Distance between Vectors with Confidence Intervals I have a machine learning application where I extract numerical features $a_{i1}, a_{i2}, \dots, a_{ik}$ for each object $a_i$ to study. Objects are then compared using standard euclidean distance. 
The problem is that the features entail uncertainty. The good message is that I have confidence intervals, meaning that I can tell with probability $\alpha$ that $a_{ij}-c_{ij} \le a_{ij} \le a_{ij}+c_{ij}$. Since these confidence intervals are independent of each other, I end up with k-dimensional boxes instead of k-dimensional points (see below).
My question is whether there's a standard approach to extend euclidean distance to account for uncertainty. The right way to go is probably using standard euclidean distance, and deriving new confidence intervals for that distance. Maybe it wouldn't even be too hard to derive them, but I'm also interested in a paper that I could cite.

 A: Bayesian machine learning relies on probability distribution to represent uncertainty. In the present case, using multivariate normal distributions instead of finite boxes may lead to simpler calculations. 
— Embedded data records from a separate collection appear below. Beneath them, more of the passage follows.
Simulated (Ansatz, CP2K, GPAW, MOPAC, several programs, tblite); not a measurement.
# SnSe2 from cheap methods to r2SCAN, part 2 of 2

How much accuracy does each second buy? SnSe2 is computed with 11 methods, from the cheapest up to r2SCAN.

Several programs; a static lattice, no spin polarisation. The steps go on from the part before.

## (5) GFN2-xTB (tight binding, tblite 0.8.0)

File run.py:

Currently, you assme that the interval $a_{ij}−c_{ij} \leq a_{ij} \leq a_{ij}+c_{ij}$ 
contains an amount $\alpha$ of the uncertainty mass. This can me converted to a normal distribution by using the z-table. Basically, it consists in finding the standard deviation $\sigma$ of a normal distribution such that the following equality holds:$$\alpha = \int_{-c_{ij}}^{c_{ij}}\mathcal{N}(0, \sigma^2)$$
This change in uncertainty representation turns the problem into computing the Euclidiean distance between 2 multivariates normal distributions. Kettani and Ostrouchov (2005) computed the distribution over the distance resulting from this operation under various hypothesis regarding 2 multivariate normal random variables. 
Kettani, H., & Ostrouchov, G. (2005). On the distribution of the distance between two multivariate normally distributed points. Department of Computer Science and Information Systems Engineering, Fort Hays State University, Fort Hays (KS).
A: A similar problem has been framed in M. Kumar, N. R. Patel, and J. Woo, “Clustering seasonality patterns in the presence of errors,” KDD '02: Proceedings of the eighth ACM SIGKDD international conference on Knowledge discovery and data mining. 
From the Abstract:

[...] We present a new distance function that is based on the distribution of errors in data. Using a Gaussian model for errors, the distance function follows a Chi-Square distribution and is easy to compute. [...] The distance function is scale-invariant so that clustering results are independent of units of measuring data. In the special case when the error distribution is the same for each attribute of data points, the rank order of pairwise distances is the same for our distance function and the Euclidean distance function.